For example, in this rule, the 'var' has that squiggle:
variableDeclaration: 'var' IDENTIFIER ('=' expression)?;
How it looks exactly:
The odd thing is that ANTLR itself doesn't seem to mind these rules (when doing test rig test, I can't see any of these warning in the parser generator output, just something about incorrect Java version being installed on my machine), so it's just ANTLRWorks complaining.
Is it something to worry about or should I ignore these warnings? Should I declare all the tokens explicitly in lexer rules? Most exaples in the official bible The Defintive ANTLR Reference seem to be done exactly the way I write the code.
I highly recommend correcting all instances of this warning in code of any importance.
This warning was created (by me actually) to alert you to situations like the following:
shiftExpr : ID (('<<' | '>>') ID)?;
Since ANTLR 4 encourages action code be written in separate files in the target language instead of embedding them directly in the grammar, it's important to be able to distinguish between << and >>. If tokens were not explicitly created for these operators, they will be assigned arbitrary types and no named constants will be available for referencing them.
This warning also helps avoid the following problematic situations:
A parser rule contains a misspelled token reference. Without the warning, this could lead to silent creation of an additional token that may never be matched.
A parser rule contains an unintentional token reference, such as the following:
number : zero | INTEGER;
zero : '0'; // <-- this implicit definition causes 0 to get its own token
If you're writing lexer grammar which wouldn't be used across multiple parser grammmar(s) then you can ignore this warning shown by ANTLRWorks2.
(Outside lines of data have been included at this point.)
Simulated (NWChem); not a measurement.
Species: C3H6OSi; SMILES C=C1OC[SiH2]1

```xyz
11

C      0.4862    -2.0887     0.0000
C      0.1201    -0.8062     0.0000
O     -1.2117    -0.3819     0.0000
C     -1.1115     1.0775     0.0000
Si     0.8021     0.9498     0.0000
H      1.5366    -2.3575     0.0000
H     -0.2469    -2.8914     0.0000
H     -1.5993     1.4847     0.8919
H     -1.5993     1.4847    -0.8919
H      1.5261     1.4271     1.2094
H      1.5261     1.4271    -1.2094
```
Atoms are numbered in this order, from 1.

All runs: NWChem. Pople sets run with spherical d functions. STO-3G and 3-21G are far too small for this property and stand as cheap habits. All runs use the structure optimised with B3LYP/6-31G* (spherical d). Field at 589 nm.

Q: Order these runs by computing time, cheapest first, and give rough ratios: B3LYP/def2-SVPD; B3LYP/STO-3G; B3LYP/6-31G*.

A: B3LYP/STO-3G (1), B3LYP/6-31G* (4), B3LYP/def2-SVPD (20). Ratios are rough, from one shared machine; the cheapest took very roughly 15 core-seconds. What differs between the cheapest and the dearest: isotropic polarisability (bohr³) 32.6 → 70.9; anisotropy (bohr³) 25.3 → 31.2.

Antlr undefined import in Antlrworks using composite grammars

I'm trying to use a composite grammar with Antlr 3.1 and Antlrworks 1.4.2. When I put the import statement in, it says 'undefined import'. I've tried a number of different combinations of lexer grammar and parser grammer but can't get it to generate the code. Am I missing something obvious? Am example is below.
grammar Tokens;
TOKEN : 'token';
grammar Parser;
import Tokens;//gives undefined import error
rule : TOKEN+;
I'm referencing the documentation from
http://www.antlr.org/wiki/display/ANTLR3/Composite+Grammars
Thanks
When separating lexer- and parser grammars, you need to explicitly define what type of grammar it is.
Try:
parser grammar Parser;
import Tokens;//gives undefined import error
rule : TOKEN+;
and:
lexer grammar Tokens;
TOKEN : 'token';
Note that from a combined grammar file Foo.g, the lexer and parser get a Parser and Lexer prefix by default: FooLexer.java and FooParser.java respectively. But in "explicit" grammars, the name of the .java file is that of the grammar itself: Parser.java and Tokens.java in your case. You might want to watch out calling a class Parser since that is the name of ANTLR's base parser class:
http://www.antlr.org/api/Java/classorg_1_1antlr_1_1runtime_1_1_parser.html
Also watch out to place the import statement below the options { ... } section, but before any tokens { ... } you may have defined, otherwise you might get strange errors.
Argghh It was something stupid. Antlrworks will underline the import and highlight all the tokens as undefined syntax errors but still allow you to generate the code if you try!
The reason it wasn't working the first time was the import was above the options as per Bart's suggestions.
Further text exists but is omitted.